Concepts of Physics and Chemistry (SCI140). Fundamental concepts of physics and chemistry, from motion, forces, and energy on to atomic structure, molecules, bonding, and chemical reactions. Basic organic and biochemistry.
Concepts of the Number System (MATH165). Designed for prospective multiple subjects credential candidates. Understanding operations with whole numbers, fractions, and decimals. Problem solving strategies, numeration systems, and elementary number theory.
Physical Sciences for Elementary School Teachers (LS309). Designed for prospective elementary/middle school (K-8) teachers. Understanding through inquiry the structure and property of matter and principles of motion and energy.
Perspectives on Liberal Studies (LS300). Basic preparation for interdisciplinary study. Draws on language arts, mathematics, science, social sciences, humanities, and creative arts to prepare students for advanced work in Liberal Studies and for careers requiring breadth and depth of knowledge.
Liberal Studies Senior Seminar (LS690). Interdisciplinary theory, research and practice. Examination of key questions and complex problems from multiple perspectives through preparation of a substantial piece of work.
Physics for Future Elementary School Teachers (LS310). Designed for prospective elementary/middle school (K-8) teachers. Understanding through inquiry-based instruction the principles of motion and energy. In compliance with Next Generation Science Standards and Common Core.


Physics I. Introductory Mechanics course with calculus as a prerequisite. Taught to freshmen students at the Federal University at Juiz de Fora, majoring in Engineering, Physics, Chemistry, Mathematics, and Computer Sciences. I taught this course for 7 semesters.

Physics I (Keller). This is the same as the Physics I course above, but it was a joint project with Prof. Jose Luiz Matheus Valle and Prof. Luis Carlos Gomes to test the Keller method at Juiz de Fora. The Keller method is a self-taught self-paced method where student's progress is closely followed by a TA under direct supervision of the Professors responsible for the course. I taught this course for 2 semesters.

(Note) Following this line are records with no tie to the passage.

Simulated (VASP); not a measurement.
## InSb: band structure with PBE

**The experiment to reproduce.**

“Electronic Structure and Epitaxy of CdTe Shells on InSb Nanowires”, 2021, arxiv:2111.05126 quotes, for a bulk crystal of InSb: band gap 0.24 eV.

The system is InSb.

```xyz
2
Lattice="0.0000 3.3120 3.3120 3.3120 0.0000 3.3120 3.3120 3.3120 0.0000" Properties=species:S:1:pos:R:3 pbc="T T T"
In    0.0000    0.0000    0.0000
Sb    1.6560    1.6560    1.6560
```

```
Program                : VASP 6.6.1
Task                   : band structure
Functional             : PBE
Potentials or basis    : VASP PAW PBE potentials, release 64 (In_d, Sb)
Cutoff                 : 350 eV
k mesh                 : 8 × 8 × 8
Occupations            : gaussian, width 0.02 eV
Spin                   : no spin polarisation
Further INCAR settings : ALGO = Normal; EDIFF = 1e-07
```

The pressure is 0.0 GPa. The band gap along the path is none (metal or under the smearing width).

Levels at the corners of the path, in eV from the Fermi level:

Physics IV (Física IV). A one-semester course to sophomore students covering wave propagation in electromagnetic theory, optics, and modern physics. Usually taught to freshmen students majoring in Engineering, Physics, Chemistry, Mathematics, and Computer Sciences. I taught this course for one semester.

Experimental Physics I. A one-semester course with experiments in mechanics that complement the lecture part of a one semester course usually taught to freshmen students majoring in Engineering, Physics, Chemistry, Mathematics, and Computer Sciences. I taught this course for one semester.

Experimental Physics II. A one-semester course with experiments in thermodynamics, waves and sound, that complement the lecture part of a one semester course usually taught to freshmen students majoring in Engineering, Physics, Chemistry, Mathematics, and Computer Sciences. I taught this course for one semester.

Experimental Physics III. A one-semester course with experiments in Electricity and Magnetism that complement the theoretical part of a one-semester course usually taught to sophomore students majoring in Engineering, Physics, Chemistry, Mathematics, and Computer Sciences. I taught this course for one semester.

Analytical Mechanics. I was a TA for an analytical mechanics course taught by Dr. Nelson Pinto Neto and Dr. Bartolomeu D. B. Figueiredo at the Brazilian Center for Physics Research (CBPF). This course was required for students belonging to the Masters in Science program at CBPF.

Advanced Analytical Mechanics. One-semester Advanced Analytical Mechanics course taught to physics graduate students at the UFJF/UFMG joint program. The students had prior contact with analytical mechanics, and this course had a strong emphasis on the Hamilton and Hamilton-Jacobi formalisms, in particular its relationship with wave theory. I taught this course for one semester.

Quantum Mechanics. Two-semester required quantum-mechanics course taught to senior students majoring in Physics, at the Federal University of Juiz de Fora. For this course we followed Park's quantum mechanics textbook, but included extra material from Cohen-Tannoudji, Diu & Laloe, Schiff, and from Peres. I taught this course twice, over a period of four semesters.

Statistical Mechanics. A one-semester course required for students majoring in Physics. This course is taught at the level of Reiff, and covers the basic of statistical mechanics.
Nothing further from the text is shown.